In deciding to maintain the existing balance between umpiring and technology, the ICC's cricket-playing committee has predictably adopted a "wait and see" policy on lbw decisions. That is despite the introduction of the Hawkeye tracking system on Channel 4 in England during last week's First Test between England and Pakistan at Lord's.

Despite its mixed reception, Hawkeye's Test career made a solid start. The few decisions with which it disagreed were marginal, and it didn't embarrass the umpires, as some of its detractors had feared. In the same game, the Snickometer (Hawkeye's more seasoned stable-mate) confirmed one decision – by Peter Willey to send back Inzamam in Pakistan's second innings – as a brilliant one. Umpires will never be 100% infallible, but the mistakes made at Lord's were reassuringly few.

Since the experiments in World Series Cricket in the late 1970s, the march of technology has accelerated relentlessly. The introduction of a third umpire for run-out decisions, made possible by the proliferation of camera angles, was bemoaned at the time by traditionalists, who took the view that to take any decision out of the hands of the umpires on the pitch was a profanity. But it seems inconceivable now that the old order can return, and if the reliability of systems like Hawkeye can be proven over the longer term, the balance of power will shift further from pitch to pavilion.

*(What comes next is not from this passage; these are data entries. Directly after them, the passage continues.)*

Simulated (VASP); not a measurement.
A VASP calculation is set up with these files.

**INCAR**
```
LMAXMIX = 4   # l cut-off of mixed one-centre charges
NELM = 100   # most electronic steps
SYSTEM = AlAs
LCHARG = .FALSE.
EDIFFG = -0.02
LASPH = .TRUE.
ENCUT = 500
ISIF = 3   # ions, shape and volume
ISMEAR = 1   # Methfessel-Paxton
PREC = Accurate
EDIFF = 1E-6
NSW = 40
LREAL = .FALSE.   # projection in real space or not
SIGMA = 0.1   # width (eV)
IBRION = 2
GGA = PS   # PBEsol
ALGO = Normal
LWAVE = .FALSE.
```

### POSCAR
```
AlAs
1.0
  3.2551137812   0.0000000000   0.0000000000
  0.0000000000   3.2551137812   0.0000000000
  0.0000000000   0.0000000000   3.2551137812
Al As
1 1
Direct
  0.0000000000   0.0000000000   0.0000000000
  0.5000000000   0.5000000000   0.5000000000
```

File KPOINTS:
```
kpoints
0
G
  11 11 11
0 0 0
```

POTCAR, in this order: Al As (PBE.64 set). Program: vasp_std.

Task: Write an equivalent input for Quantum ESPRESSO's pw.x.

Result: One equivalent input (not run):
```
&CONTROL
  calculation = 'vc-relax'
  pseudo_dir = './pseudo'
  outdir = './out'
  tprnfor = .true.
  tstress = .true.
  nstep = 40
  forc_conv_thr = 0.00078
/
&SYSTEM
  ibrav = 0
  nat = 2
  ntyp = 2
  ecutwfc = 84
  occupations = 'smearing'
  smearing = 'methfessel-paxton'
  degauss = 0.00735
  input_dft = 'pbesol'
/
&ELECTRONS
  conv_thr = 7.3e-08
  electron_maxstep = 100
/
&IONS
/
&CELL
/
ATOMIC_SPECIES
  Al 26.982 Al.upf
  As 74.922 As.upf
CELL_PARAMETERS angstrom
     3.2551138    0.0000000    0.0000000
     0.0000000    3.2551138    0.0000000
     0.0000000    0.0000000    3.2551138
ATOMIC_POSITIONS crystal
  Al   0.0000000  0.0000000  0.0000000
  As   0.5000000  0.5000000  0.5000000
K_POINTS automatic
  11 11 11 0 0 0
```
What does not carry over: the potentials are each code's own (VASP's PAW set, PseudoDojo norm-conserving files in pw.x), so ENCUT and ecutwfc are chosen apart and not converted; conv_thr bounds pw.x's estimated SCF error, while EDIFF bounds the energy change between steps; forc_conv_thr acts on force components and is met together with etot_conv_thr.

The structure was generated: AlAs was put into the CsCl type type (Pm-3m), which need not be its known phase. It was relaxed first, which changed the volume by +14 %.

In the meantime, and not unreasonably, the ICC has decided to wait before assessing the merits of the new "elite" Test umpiring panel that takes over in less than a year's time. It has also taken account of the speed of technological development by agreeing to review the matter regularly.

England's twilight win over Pakistan at Karachi last December, on a ground where floodlights were installed but couldn't be used, must surely have prompted the approval of the mandatory use of lights to allow play to continue in conditions when natural light would prevent it. And the use of a five-run penalty for disciplinary breaches of the laws of cricket is to be applauded.